MADISON, Wis. (AP) — Assembly Republicans introduced a bill Friday to prevent a backlog of untested sexual assault kits, signaling the party has abandoned two previous proposals championed by Democratic Attorney General Josh Kaul.
The move all but ensures the Legislature will accomplish nothing on the issue before its two-year session ends in March, depriving Kaul of a major political victory. The attorney general made testing a major campaign issue in 2018, and he called the new bill a “charade.”
“The legislation circulated today is transparently intended to allow Assembly Republicans to pretend to support legislation that can help prevent another backlog, when in reality they are preventing such legislation … from becoming law,” Kaul said.
Tens of thousands of sexual assault evidence kits in the U.S. have gone untested: Sometimes prosecutors decide cases are too weak to pursue, or victims refuse to cooperate.
Victim advocates have been pushing for years to get the kits tested in hopes of identifying serial offenders. Kaul’s predecessor, Republican Brad Schimel, starting testing around 4,000 kits in Wisconsin in 2017. Kaul hammered Schimel during the campaign for dragging his feet on the testing. The issue gained traction and helped Kaul win office.
Republican state Rep. David Steffen of Green Bay introduced a bill in May that would create new kit submission and storage deadlines. He also signed onto another Republican bill that would require the Department of Justice to create a database for tracking kit submissions.
Kaul has been advocating for both bills for months. The Republican-controlled Senate passed both bills overwhelmingly in October. But Republican Rep. Joe Sanfelippo, chairman of the Assembly health committee, has refused to hear the measures. Last week he told reporters he didn’t see any “hair-on-fire emergency” to get them passed.
Steffen stepped back into the fray Friday with a substitute bill. It largely mirrors the kit submission protocols and tracking requirements in the original bills but goes much further.
The measure also would create a sexual assault victim bill of rights and mandate police notify immigration authorities of anyone in the country illegally arrested or convicted of sexual assault. And it would allow a student who has been sexually assaulted by another student or teacher to enter the state’s school choice programs regardless of eligibility. The programs offer state subsidies to offset private school tuition.
The immigration notification and school choice provisions almost certainly will be non-starters with Democrats. Republicans don’t need them to pass the bill — the GOP controls both the Assembly and Senate — but the language promises to only deepen Democrat resentment.

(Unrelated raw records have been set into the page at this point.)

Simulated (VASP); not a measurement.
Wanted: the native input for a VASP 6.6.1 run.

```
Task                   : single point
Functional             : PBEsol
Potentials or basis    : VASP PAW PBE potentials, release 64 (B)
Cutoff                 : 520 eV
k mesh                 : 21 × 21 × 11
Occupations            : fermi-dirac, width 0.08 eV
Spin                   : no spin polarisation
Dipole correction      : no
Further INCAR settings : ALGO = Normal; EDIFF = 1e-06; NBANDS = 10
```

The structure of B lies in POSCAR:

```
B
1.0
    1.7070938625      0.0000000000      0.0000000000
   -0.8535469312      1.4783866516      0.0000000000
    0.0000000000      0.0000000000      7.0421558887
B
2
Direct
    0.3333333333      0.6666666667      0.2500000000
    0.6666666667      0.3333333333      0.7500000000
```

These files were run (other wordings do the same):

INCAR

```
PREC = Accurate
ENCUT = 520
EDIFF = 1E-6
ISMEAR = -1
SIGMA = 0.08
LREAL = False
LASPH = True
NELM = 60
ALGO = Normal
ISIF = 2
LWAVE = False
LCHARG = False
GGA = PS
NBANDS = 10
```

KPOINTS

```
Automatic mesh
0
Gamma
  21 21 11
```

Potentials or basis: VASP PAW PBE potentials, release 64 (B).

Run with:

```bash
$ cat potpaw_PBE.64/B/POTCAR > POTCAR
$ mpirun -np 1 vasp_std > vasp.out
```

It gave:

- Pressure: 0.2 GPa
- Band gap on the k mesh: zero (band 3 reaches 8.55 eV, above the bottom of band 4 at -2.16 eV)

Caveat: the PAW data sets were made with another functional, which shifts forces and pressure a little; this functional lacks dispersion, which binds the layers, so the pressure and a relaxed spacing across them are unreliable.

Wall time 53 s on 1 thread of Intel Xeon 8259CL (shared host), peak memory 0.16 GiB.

Steffen said student sexual assault victims deserve a chance to attend class elsewhere. As for the immigration clause, he said the notification requirement is meant to deter people in the country illegally from sexually assaulting other immigrants who fear that reporting such an attack puts them at risk of deportation.
Asked why he introduced the bill when the original proposals have already cleared the Senate, he said those bills weren’t going anywhere in the Assembly. He said “various individuals” opposed parts but that he’s worked with so many people on the bills he didn’t remember who or what they opposed.
Sanfelippo said the new bill is much better than the proposals Kaul was pushing. He scheduled a hearing on the bill for Wednesday.
The bill still faces a long road after the public hearing. The health committee will have to schedule a vote and the bill would have to clear a full floor session to get out of the Assembly. The Senate process is identical. All that would have to happen before the end of March.
Sanfelippo insisted there’s plenty of time and took another jab at Kaul.
“The attorney general’s been sounding the alerts, but he spent most of his adult life outside the state of Wisconsin and he doesn’t know how we work here,” he said.
Kaul grew up in Fond du Lac. He attended Yale and Stanford and worked in the U.S. attorney’s office in Baltimore before moving back to Wisconsin in 2014.